Eventual-Inc / Daft

Distributed DataFrame for Python designed for the cloud, powered by Rust
https://getdaft.io
Apache License 2.0
1.82k stars 113 forks source link

Support partition evolution (old files having different partitoning schemes vs new files) #2249

Open jaychia opened 1 month ago

jaychia commented 1 month ago

Is your feature request related to a problem? Please describe.

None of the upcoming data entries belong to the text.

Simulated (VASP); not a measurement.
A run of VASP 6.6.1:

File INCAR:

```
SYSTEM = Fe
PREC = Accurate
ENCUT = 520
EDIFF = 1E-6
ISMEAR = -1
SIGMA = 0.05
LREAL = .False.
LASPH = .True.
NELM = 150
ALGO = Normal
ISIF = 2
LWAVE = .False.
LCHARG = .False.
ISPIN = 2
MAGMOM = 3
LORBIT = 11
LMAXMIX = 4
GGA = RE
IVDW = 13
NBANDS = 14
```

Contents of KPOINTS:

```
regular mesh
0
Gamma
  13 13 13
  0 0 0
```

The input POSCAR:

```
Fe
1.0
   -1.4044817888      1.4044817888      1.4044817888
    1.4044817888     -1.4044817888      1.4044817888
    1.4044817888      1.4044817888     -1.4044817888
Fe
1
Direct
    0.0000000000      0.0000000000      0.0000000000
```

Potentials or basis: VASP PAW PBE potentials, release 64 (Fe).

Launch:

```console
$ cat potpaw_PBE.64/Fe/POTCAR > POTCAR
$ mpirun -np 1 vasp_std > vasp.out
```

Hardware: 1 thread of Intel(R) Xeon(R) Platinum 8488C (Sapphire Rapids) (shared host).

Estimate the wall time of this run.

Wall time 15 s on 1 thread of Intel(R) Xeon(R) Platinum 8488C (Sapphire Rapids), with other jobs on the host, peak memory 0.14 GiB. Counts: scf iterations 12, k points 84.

Currently Daft makes an assumption that all files being retrieved from a given Iceberg table has the same partitioning:

  1. Retrieve current partition spec from the table
  2. Translate any predicates into partition filters (e.g. dt > 1970-02-01 becomes day(dt) > 30)
  3. Apply this partition filter naively to any ScanTasks

However, in certain cases, the partitioning of old data might differ from the current partitoning spec through the process of "partition evolution". For example, if the partitioning used to be month(dt) then the predicate from before should be correctly translated to day(dt) > 30 for new files, but month(dt) > 1 for old files.

See: #2084 for tests

samster25 commented 1 month ago

@jaychia can you merge in the tests behind a pytest skip? I'll take a look after that!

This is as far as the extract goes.